Trails from 19 Starlink satellites were captured in this composite image taken in November 2019 by a camera on the Blanco 4-m telescope at the Cerro Tololo Inter-American Observatory (CTIO) in Chile.

The sky is changing. As many astronomers and backyard onlookers have noticed, a number of unfixed “stars” have recently appeared. These moving blips are Starlink satellites, launched by the SpaceX corporation with the aim of providing high-speed internet to remote regions of the planet. Currently, about 600 Starlink satellites are in orbit, but SpaceX—as well as other companies—plan to fly many thousands more. These so-called satellite constellations could have a severe impact on astronomical observations. The astronomy community has now released recommendations for both the satellite industry and sky observers that could reduce the chances that a satellite “photobombs” a telescope image.

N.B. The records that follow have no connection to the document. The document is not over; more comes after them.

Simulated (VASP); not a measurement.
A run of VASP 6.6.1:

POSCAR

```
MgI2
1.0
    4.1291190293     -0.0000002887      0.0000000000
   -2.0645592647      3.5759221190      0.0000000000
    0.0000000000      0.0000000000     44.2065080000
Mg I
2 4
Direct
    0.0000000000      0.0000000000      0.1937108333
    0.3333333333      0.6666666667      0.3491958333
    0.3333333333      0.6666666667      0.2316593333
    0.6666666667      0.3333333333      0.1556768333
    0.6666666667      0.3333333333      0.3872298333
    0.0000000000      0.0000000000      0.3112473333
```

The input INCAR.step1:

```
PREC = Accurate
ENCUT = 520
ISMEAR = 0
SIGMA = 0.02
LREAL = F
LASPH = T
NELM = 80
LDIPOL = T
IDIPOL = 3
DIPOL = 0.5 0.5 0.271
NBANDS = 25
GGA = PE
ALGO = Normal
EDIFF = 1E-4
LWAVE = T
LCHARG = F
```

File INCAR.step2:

Astronomers have had to deal with satellites for decades. Around 5000 satellites are currently in orbit. Most are faint and travel along well-defined orbits, so astronomers can usually time an observation to avoid them or use software to remove their light from an image. But the problem took on a new magnitude when SpaceX launched its first bevy of Starlink satellites in March 2019. Sunlight reflecting off the satellites made them visible to the naked eye, with some observers reporting a “string of pearls” marching across the sky. “The brightness of the SpaceX satellites was a surprise to the entire astronomical community,” says Ralph Gaume, director of the astronomical sciences division at the National Science Foundation (NSF).

The satellites are so bright, in part, because they operate at 550 km above Earth. Most other communications satellites fly roughly 35,000 km above Earth in a geosynchronous orbit, but SpaceX chose low-Earth orbit to obtain a factor of 70 speedup in the time it takes internet signals to travel up to and back from the satellite. The company has approval for 12,000 satellites from the Federal Communications Commission, but it is looking to add 30,000 more. Other companies, such as Amazon and OneWeb, have announced plans to launch constellations of similar sizes. “An image with satellite trails happens occasionally now,” says Jeff Hall from Lowell Observatory in Arizona. “But with plans for 100,000-plus satellites, it’ll be happening almost all the time.”

To address this looming predicament, the American Astronomical Society (AAS) and the NSF’s National Optical-Infrared Astronomy Research Laboratory (NOIRLab) organized the first Satellite Constellation Workshop in June 2020. Over 250 astronomers and industry representatives participated. “Our two main goals were to figure out what the impacts are and then to look at what technical fixes, or mitigations, we might implement” explains Hall, who co-chaired the Workshop. The main takeaways from the meeting have now been released in a report.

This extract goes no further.